For the past decade, Floridians have been pushing to end LGBTQ discrimination in the workplace. Despite the U.S. Supreme Court ruling that legalized same-sex marriage in 2015, discrimination against the LGBTQ community has been prevalent in Florida under the state’s Republican leadership. There is finally discussion of passing a bill to end the discrimination once and for all in 2020.
With the new year approaching, lawmakers are beginning to discuss the bill more seriously. House Bill 161 would guarantee LGBTQ rights under the Civil Rights Act of 1992, which already prohibits discrimination on various accounts including race, sex, pregnancy and handicap. Sen. Darryl Rouson, D-St. Petersburg, has also sponsored Senate Bill 206, which mirrors the one in the House.
Legislators from across the state have already tried proposing bills to prevent businesses and landlords from discriminating against individuals on the basis of gender identity and sexual orientation. Sen. Joe Gruters, R-Sarasota, failed to get a hearing for his bill regarding a version of the Competitive Workforce Act, an attempt to prohibit discrimination in public lodging and food service.

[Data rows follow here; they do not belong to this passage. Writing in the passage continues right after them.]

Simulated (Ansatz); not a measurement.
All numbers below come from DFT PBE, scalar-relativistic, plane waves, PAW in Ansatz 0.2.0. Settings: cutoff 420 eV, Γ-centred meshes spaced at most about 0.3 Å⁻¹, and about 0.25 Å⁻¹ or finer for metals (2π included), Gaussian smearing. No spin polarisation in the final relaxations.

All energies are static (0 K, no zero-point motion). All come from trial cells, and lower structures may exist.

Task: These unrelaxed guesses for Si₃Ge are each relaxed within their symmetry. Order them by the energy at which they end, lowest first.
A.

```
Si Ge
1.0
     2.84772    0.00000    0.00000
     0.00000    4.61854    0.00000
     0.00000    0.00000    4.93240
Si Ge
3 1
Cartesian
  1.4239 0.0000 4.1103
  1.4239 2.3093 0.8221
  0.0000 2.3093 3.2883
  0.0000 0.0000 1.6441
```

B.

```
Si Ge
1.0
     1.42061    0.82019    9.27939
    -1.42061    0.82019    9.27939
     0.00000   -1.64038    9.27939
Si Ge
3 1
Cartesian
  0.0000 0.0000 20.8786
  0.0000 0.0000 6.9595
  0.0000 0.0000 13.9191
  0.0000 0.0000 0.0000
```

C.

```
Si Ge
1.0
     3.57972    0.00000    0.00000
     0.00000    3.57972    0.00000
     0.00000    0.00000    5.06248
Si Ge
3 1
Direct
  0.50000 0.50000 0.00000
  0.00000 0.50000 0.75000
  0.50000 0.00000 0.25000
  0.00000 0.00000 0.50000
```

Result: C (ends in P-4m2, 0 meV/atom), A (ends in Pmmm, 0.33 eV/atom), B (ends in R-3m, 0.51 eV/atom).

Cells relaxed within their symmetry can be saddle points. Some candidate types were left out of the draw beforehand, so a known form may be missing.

However, the issue has recently gained widespread support across the state to protect the LGBTQ community from discriminatory practices that prohibit people from securing employment on the grounds of their gender identity and sexual orientation. Without such legislation, Florida will struggle to secure qualified, motivated employees and to attract new residents to the state.
Because there are currently no laws in place to protect employment for the LGBTQ community, many are concerned they may be let go for being married to the same sex or identifying as a different gender than they were assigned at birth. Among these individuals who has directly suffered under the discrimination is Jocelyn Morffi, a schoolteacher who was fired from a Catholic school in Miami in 2018 after marrying her female fiancée.
Morffi told NBC News reporters: “This weekend I married the love of my life, and unfortunately I was terminated from my job as a result… In their eyes, I’m not the right kind of Catholic for my choice in partner.”
Cases like Morffi’s are not uncommon in Florida, and Rep. Carlos Guillermo Smith, D-Orlando, has spoken out about the significance of the issue. For him, the issue is personal, as he married his same-sex partner over the summer. He recently made a statement saying, “the reality is that if I or anyone who marries their same-sex partner puts a photo of their wedding day on their desk at work they can be fired- simply for being who they are.”
Florida is already behind in enacting this anti-discrimination law. Twenty states have already passed similar legislation, including California and New York. While Gov. Ron DeSantis has not made any specific statements regarding the bill for 2020, in 2018 he expressed his general opinion to the South Florida Sun Sentinel:
“I don’t want any discrimination in Florida,” he said. “I want people to be able to live their life- whether you are gay but also whether you are religious. I think you should be able to do that. I don’t want them discriminated against as well. We’ve got a big, diverse state, and that is just the way it is.”
Likewise, the Competitive Workforce Act has a provision that allows the free exercise of religion as supported by the U.S. Constitution. This addresses the concern many social conservatives have regarding their obligation to hire gay and transgender individuals against their religious convictions.
In the meantime, the U.S. Supreme Court is scheduled to hear three different cases this week dealing with the legality of terminating employees on the basis of gender identity and sexual orientation.
While only time will tell, LGBTQ activists are feeling more hopeful than ever regarding the passage of the bill in 2020. With rising support for protection of the LGBTQ community, advocates hope lawmakers will decide in their favor.
Until then, Florida residents will continue to fear termination of their employment regarding their same-sex marriage, despite having the legal right to do so as supported by the U.S. Supreme Court.